There exists an infinite set $S\subset \mathbb R^3$ such that any $3$ vectors in $S$ are linearly independent.

Question

There exists an infinite set $S\subset \mathbb R^3$ such that any $3$ vectors in $S$ are linearly independent.

Start with a basis $\beta=\{v_1,v_2,v_3\}$.Take a vector not in any coordinate plane,call it $v_4$.It is possible to choose a vector $v_5\notin span \{v_i,v_j\}$ for all $i,j=1,2,3,4$.Choose $v_6\notin span \{v_i,v_j\}$ for all $i,j=1,2,3,4,5$.Continue this process of choosing $v_{n+1}\notin span\{v_i,v_j\}$ (for each $i,j=1,2,...,n$).Thus we obtain an infinite set $S=\{v_n:n\in \mathbb N\}$ in which now three vectors are coplanar.So,any three vectors of $S$ are linearly independent in $\mathbb R^3$.

Is my solution correct.Can someone provide some alternative solution of this problem?

Answer 1

Your solution is correct. You might want to elaborate exactly why you can keep choosing these points (e.g. the set of points you cannot choose is a finite union of planes, and the finite union of sets with empty interior must have empty interior).

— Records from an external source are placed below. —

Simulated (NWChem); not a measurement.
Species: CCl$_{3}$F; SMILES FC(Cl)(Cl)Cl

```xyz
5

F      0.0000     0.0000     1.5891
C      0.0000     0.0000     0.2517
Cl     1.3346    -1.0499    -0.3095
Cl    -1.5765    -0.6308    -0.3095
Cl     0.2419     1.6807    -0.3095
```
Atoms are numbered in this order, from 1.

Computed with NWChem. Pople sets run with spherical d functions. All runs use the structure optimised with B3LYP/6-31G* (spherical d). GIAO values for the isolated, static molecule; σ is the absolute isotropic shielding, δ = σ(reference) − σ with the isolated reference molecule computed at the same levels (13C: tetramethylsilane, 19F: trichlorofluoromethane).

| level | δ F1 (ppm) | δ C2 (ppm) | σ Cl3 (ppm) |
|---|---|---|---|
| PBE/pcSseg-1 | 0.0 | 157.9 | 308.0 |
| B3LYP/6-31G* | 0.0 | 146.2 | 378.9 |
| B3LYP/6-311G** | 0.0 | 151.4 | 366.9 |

You can also take the (uncountable) set of vectors $(1, t, t^2)$ where $t \in \Bbb{R}$. Then any set of three points is linearly independent, using the Vandermonde determinant.

Answer 2

You also have an explicit solution : $v_n=(1,n,n^2)$.

Answer 3

Take any three distinct vectors whose line of support lies on a cone with vertex at origin and we are done.Clearly no three distinct vectors satisfying the above property are coplanar because any plane through origin can intersect the cone at $2$ lines at maximum.